Product attributes
Other attributes
MusicLM is an AI model developed by Google for generating high-fidelity music from text descriptions. MusicLM utilizes hierarchical sequence-to-sequence modeling for conditional music generation. It outputs music at 24kHz that remains consistent over several minutes and can be conditioned on both text and a melody (e.g., transforming whistled or hummed melodies according to a described style from a text description). Users can define instrument types (e.g., "electronic" or "classical") and the vibe, mood, or emotion they are looking for.
MusicLM was first previewed in a January 2023 paper titled "MusicLM: Generating Music From Text." At the time, Google stated it had no immediate plans to release MusicLM, with the paper citing ethical challenges of the system, in particular, incorporating copyrighted material from training data into generated music. Google stated it worked with musicians and hosted workshops to determine how MusicLM could empower the creative process. On May 10, 2023, Google released MusicLM, allowing users to sign up and test the model in AI Test Kitchen on the web, Android, or iOS. To help improve the model, it returns two versions of the song and asks the user to choose the better version. The initial version of MusicLM in AI Test Kitchen doesn't generate music with specific artists or vocals.
Generating high-quality, coherent audio presents significant challenges, including limited data containing paired audio-text data. In comparison, the image domain has massive datasets of image-text pairs. Also, it is significantly harder to describe audio in a short text description. Unambiguously capturing the salient characteristics of an acoustic scene (e.g., the sounds heard in a train station or in a forest) or music (e.g., the melody, the rhythm, the timbre of vocals, and the many instruments used in accompaniment) in a few short words is a difficult challenge. Plus, audio is structured along a temporal dimension, making sequence-wide captions a weaker level of annotation than an image caption.

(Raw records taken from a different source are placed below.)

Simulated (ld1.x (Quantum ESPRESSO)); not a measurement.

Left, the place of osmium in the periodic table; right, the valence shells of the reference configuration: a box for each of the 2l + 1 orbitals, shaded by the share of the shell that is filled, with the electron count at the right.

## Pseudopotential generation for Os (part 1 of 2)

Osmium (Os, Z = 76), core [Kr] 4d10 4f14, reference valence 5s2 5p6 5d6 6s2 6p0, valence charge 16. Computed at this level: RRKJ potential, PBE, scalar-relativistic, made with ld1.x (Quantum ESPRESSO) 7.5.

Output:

Previous audio generation based on sequence-wide, high-level captions was limited in scope, typically generating simple and short acoustic scenes. It was not capable of turning a single text caption into an extended audio sequence with long-term structures and multiple stems. Google's previous audio generation model, AudioLM, released in 2022, casts audio synthesis as a language modeling task in a discrete representation space. By leveraging a hierarchy of coarse-to-fine audio discrete units (or tokens), AudioLM achieves both high fidelity and long-term coherence over dozens of seconds. AudioLM also generates realistic audio from audio-only corpora, such as speech or piano music.
MusicLM leverages AudioLM's multi-stage autoregressive modeling as the generative component while extending it to incorporate text conditioning. To overcome the scarcity of audio-text data pairs, Google researchers relied on MuLan, a joint music-text model trained to project music and its corresponding text descriptions to representations close to each other in an embedding space. This shared embedding space eliminates the need for captions during training and allows training on massive audio-only corpora. MusicLM utilizes MuLan embeddings computed from the audio as conditioning during training. When trained on a large dataset of unlabeled music, MusicLM can generate long and coherent music at 24 kHz for text descriptions of significant complexity. Examples include “enchanting jazz song with a memorable saxophone solo and a solo singer” or “Berlin 90s techno with a low bass and strong kick.” To help develop future audio generation models, Google publicly released MusicCaps, a music caption dataset with 5.5 thousand examples prepared by musicians.